The Ethereum Foundation, the organization overseeing the development of the second-largest blockchain by market capitalization, is allocating 50,000 ether (ETH), worth about $165.3 million at the time of writing, to participate in the decentralized finance (DeFi) ecosystem.
The move will see the foundation create a 3-of-5 multisig wallet through Safe, which the organization wrote has “proven to be secure and has a great user experience.” An initial test transaction has been sent to the lending protocol Aave, one of the largest in the Ethereum ecosystem behind the liquid staking protocol Lido.
Joining the DeFi ecosystem could help Ethereum Foundation’s coffers grow after shrinking by 39% in less than three years at $970.2 million per 31 October. The non-profit organization holds the majority of its treasury in ether, which recently fell to a four-year low against bitcoin.
According to Ethereum co-founder Vitalik Buterin, the organization has so far avoided staking its ETH to generate revenue by staking rewards over regulatory and neutrality concerns. At the current CESR Composite Ether Staking Rate, it would be able to generate a 3.31% return on its ether holdings.

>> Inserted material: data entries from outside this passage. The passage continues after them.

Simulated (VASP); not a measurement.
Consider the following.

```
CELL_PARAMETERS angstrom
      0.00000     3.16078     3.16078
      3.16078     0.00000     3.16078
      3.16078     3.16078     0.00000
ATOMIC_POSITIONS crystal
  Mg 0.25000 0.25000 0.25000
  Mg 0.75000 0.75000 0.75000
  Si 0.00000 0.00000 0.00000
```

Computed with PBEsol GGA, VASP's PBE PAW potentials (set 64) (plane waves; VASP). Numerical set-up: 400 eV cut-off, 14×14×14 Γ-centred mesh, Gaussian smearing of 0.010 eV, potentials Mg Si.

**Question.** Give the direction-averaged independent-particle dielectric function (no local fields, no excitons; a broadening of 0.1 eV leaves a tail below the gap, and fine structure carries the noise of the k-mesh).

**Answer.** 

Over the weekend, Vitalik Buterin confirmed that the nonprofit is undergoing major changes to its management structure, a process that “has been underway for close to a year.”
In the stated goals, Buterin noted that the move was intended to improve technical expertise within the Ethereum Foundation’s top executives, improve communication and ties between its leadership and Ethereum ecosystem actors, and more actively support app builders, among other things.
He also pointed out that the fund is not seeking to “perform some sort of ideological pivot” or aggressively lobby the regulator, nor is it seeking to become a highly centralized organization.